Shot in the Heart. It’s an almost pulpy memoir/true crime kind of deal, but for some reason it freaked me out to no end. All that talk about Mormons and ghosts and execution…
Two books I read during a Russian history class:
“Into the Whirlwind” by Eugenia Ginsburg is a very disturbing story of the Stalinist terror and the author’s desperate attempts to survive after she is imprisoned and sent to Siberia.
“Execution By Hunger” by Miron Dolot is an account of the famines Stalin inflicted on Ukraine in the early 1930’s. The descriptions of starving people dragging themselves and their half dead children out to beg for a crust of bread from other starved people are good for several years worth of nightmares.
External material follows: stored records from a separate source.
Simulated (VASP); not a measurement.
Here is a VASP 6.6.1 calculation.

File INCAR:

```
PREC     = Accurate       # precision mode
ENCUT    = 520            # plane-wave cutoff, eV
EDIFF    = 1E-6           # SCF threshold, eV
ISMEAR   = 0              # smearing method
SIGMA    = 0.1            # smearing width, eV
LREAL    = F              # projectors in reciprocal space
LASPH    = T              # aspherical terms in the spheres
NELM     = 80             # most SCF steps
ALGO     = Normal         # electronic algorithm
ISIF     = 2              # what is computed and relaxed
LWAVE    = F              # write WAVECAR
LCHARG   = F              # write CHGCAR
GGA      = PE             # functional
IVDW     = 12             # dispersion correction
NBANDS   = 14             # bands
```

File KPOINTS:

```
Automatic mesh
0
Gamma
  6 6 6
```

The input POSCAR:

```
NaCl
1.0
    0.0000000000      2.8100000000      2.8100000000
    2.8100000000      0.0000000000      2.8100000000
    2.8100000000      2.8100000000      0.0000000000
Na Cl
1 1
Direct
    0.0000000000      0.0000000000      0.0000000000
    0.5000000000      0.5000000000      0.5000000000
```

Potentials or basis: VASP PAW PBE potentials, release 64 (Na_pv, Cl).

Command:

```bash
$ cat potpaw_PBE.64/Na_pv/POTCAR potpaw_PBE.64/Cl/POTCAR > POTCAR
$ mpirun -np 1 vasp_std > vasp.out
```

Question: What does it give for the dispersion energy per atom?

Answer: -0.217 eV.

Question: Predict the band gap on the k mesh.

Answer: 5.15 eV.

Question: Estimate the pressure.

I agree with Zoe, Red Dragon was pretty disturbing.
I guess I’m going to be looking for Firefly in a couple of weeks. It’ll be a good book to contrast Cider House Rules which I’m reading right now.
1984 was very disturbing. I found myself very interested in the darkness of it. Animal Farm got into me too. The Long Walk by Richard “Stephen King” Bachman was a little dumb, but it was creepy. The idea of a deadly game show based on on of my favorite activities was scary. I guess it hit the mark.
I have to second that, I couldn’t sleep for ages after I read that.
Very, very hard to begin to understand how he could do what he did.
Yet another vote for American Psycho. The most disturbing book I have even read.
I made the mistake of reading it on the train once, and the lady next to me glanced over must have seen a few words. She turned away and was obviously disgusted.
Andersonville, nonfiction about the Civil War prison.
I second The Rape of Nanking by Chiang.
Night, by Wiesel (sp?).
All nonfiction. Enjoy.
Snicks
Misery, Stephen King.
Guinastasia, ditto on Pet Sematary, the first thing I thought of when I saw the OP. Especially hard for a parent to read.
The most disturbing book I’ve read is “Johnny Got His Gun” by Dalton Trumbo. Anyone who remembers Metallica’s video for “One” should have an idea of what this book is about. I think I was in high School when I read it.
I’m surprised no one has mentioned the Turner Diaries by Andrew MacDonald (pen name for William L. Pierce, the [former] leader of the National Alliance - one of the largest Neo-Nazi organizations in the U.S. if not the world).
The disturbing part isn’t so much the character development or the storyline (pretty boring actually), but the fact that there are real people who really believe the garbage esposed in the book. Oh, and the fact that it was read and admired by Timothy McVeigh…
Anything by John Douglas, the FBI profiler that Clarice’s boss was based on in the Hannibal Lector series. As he describes his case studies, you realize how much of a fine line exists between ordinary people and serial killers.
Something Happened by Joseph Heller.
Huh. This is my least favorite of her books: I thought it substituted gore for art.
Joyce Carol Oates has written a book with a very similar plot, however, that was infinitely creepier: Zombie. Check it out!
Daniel
That’s all kid stuff.
Try Maldoror by Conte De Lautreamont, an early French surrealist novel.
Ho wcould I forget The Exorcist. I didn’t scare me, but it just…disgusted me. It was soooo…eeeewww…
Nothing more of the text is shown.